Chief Justice Mogoeng Mogoeng is seen inside the Constitutional Court. File picture: Boxer Ngwenya

Johannesburg - Chief Justice Mogoeng Mogoeng yesterday came down hard on business for lack of transformation and fronting practices.

In an address at a conference to launch the King IV Report on Corporate Governance (King IV) in Johannesburg, Mogoeng zoomed in on some of the shortcomings of the business sector. These, he said, limited its ability to criticise the government.

Mogoeng’s comments come as South African business leaders are increasingly becoming assertive about current affairs in the country. Approximately 81 chief executives of listed and unlisted companies recently pledged their support for Finance Minister Pravin Gordhan.

That was in response to the criminal charges against Gordhan which the National Prosecuting Authority has since dropped.

Disparities

But Mogoeng yesterday reminded the business community of its own Achilles’ heel. He said companies should not ignore black and women employees. He questioned pay disparities based on race and gender. “How can you justify paying someone more purely on the basis of colour and gender?” said Mogoeng.

He also urged the business community to deal with cartel conduct. He said collusion was shameful and tainted the image of business.

“It makes a mockery of the powerful principles that King IV comes up with. It is wrong and we should not tolerate it any longer. Expose the rotten apples to kill the perception that you are all involved,” Mogoeng said.

He said his comments were not meant to condemn business, but were a “brutal introspection that we need”. The business sector was crucial in addressing unemployment in the country. “If there is a sector that will take us out of that unfavourable situation, it is business. Let us clean up our act,” he said.

Mogoeng urged companies to confront fronting. According to the Department of Trade and Industry, fronting entails claims of compliance with the black economic empowerment policy based on misrepresentations of facts.

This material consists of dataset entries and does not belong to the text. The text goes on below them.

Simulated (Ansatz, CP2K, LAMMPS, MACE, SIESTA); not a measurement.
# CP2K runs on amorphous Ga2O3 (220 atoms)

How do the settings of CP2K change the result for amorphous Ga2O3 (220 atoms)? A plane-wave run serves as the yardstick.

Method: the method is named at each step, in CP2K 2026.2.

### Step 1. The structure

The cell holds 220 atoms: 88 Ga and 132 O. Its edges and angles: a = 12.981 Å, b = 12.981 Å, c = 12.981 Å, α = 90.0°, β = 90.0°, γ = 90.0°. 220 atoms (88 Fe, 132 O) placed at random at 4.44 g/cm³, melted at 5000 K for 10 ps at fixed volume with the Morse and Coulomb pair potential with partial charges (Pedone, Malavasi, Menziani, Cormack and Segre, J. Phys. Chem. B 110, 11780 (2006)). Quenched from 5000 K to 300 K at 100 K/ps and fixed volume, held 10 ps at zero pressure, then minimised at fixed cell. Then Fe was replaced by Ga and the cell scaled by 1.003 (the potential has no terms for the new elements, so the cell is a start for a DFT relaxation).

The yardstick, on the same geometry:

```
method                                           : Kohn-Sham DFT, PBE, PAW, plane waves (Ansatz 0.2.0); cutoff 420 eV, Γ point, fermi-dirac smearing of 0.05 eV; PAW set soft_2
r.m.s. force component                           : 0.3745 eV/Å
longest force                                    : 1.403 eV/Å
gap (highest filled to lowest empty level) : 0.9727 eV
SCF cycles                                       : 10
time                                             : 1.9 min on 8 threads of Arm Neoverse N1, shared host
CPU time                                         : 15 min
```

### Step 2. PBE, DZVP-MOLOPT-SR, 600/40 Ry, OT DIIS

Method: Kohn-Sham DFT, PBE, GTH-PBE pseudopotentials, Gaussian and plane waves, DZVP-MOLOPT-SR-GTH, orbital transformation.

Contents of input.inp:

He moved to allay fears about stability in the country. He assured business that there was “absolutely no reason” to worry about the future of South Africa.

He said the country’s institutions had demonstrated ability and willingness to uphold the constitution.

“Does the business sector... have reason to doubt whether South Africa is a safe destination? I think not, because of the supremacy of the constitution. Institutions in South Africa are strong and whatever other institution you might be having in mind now as not being strong, what is it that it can do that is contrary to what the constitution requires? Nobody can defy the prescript of the constitution and get away with it,” Mogoeng said.

In his address at the conference, president of the Institute of Directors in Southern Africa, Reuel Khoza, criticised the practice of “cadre deployment”, which he said entailed the reservation of jobs for politically-connected individuals. “Our government is replete with such people,” he said. Cadre deployment elevated mediocrity to the status of virtue, Khoza said.

The International Integrated Reporting Council said yesterday that South Africa was the first country in the world to adopt integrated reporting as a mainstream component of corporate governance. The council’s chief executive, Richard Howitt, said that South Africa had a unique history where inclusion and integration were fundamental to building the pillars of modern corporate governance.

“Increasingly, economies around the world are discovering that a more inclusive approach, respecting the multiple resources that contribute towards value creation, is the best way to achieve resilient, long-term performance,” Howitt said.